Field v. Rookhuizen
This text of 286 F. App'x 530 (Field v. Rookhuizen) is published on Counsel Stack Legal Research, covering Court of Appeals for the Ninth Circuit primary law. Counsel Stack provides free access to over 12 million legal documents including statutes, case law, regulations, and constitutions.
Opinion
MEMORANDUM
Norman James Field appeals pro se from the district court’s order dismissing his action alleging violations of the Fair Housing Act, 42 U.S.C. § 3601 et seq., as amended by the Fair Housing Amendments Act of 1988 (“FHA”). We have jurisdiction under 28 U.S.C. § 1291. We review de novo, Huftile v. Miccio-Fonseca, 410 F.3d 1136, 1138 (9th Cir.2005), and we affirm.
The district court properly dismissed Field’s claim that his landlord failed to provide reasonable accommodations under the FHA because Field failed to allege [531]*531facts that rise to the level of a FHA violation. See 42 U.S.C. § 3604(f)(2)(A), (3)(B); DuBois v. Ass’n of Apartment Owners of 2987 Kalakaua, 453 F.3d 1175, 1179 (9th Cir.2006) (listing elements to establish a claim for reasonable accommodations), cert. denied,-U.S.-, 127 S.Ct. 1267, 167 L.Ed.2d 92 (2007).
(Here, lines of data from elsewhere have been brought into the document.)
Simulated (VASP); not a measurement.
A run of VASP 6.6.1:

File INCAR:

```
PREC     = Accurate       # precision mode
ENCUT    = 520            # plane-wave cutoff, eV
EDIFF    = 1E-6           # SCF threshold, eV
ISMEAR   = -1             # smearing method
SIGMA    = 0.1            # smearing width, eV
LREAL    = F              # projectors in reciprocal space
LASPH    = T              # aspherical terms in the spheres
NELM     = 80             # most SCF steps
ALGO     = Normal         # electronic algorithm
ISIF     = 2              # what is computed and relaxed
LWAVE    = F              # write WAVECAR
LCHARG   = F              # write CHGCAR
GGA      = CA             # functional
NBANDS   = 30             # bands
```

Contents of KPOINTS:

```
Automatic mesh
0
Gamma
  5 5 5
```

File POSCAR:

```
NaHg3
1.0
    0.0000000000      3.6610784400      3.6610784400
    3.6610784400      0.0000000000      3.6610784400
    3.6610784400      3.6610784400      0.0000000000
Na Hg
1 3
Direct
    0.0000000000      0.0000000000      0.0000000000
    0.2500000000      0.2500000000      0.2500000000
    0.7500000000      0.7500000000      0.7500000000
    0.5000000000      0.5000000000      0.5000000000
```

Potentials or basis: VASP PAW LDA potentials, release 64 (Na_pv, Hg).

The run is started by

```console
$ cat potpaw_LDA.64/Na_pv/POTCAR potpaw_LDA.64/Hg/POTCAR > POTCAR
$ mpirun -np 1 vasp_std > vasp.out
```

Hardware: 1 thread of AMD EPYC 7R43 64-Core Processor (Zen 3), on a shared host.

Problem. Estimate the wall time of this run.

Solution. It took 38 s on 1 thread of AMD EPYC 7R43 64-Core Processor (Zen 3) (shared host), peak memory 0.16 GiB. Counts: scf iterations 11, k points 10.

The district court properly dismissed Field’s claim for retaliation under the FHA because he did not allege an adverse action or an injury in fact. See 42 U.S.C. § 3617; Walker v. City of Lakewood, 272 F.3d 1114, 1123, 1128-30 (9th Cir.2001) (setting forth requirement for injury in fact and the elements to establish a retaliation claim).
Field’s remaining contentions are unpersuasive.
AFFIRMED.
This disposition is not appropriate for publication and is not precedent except as provided by 9th Cir. R. 36-3.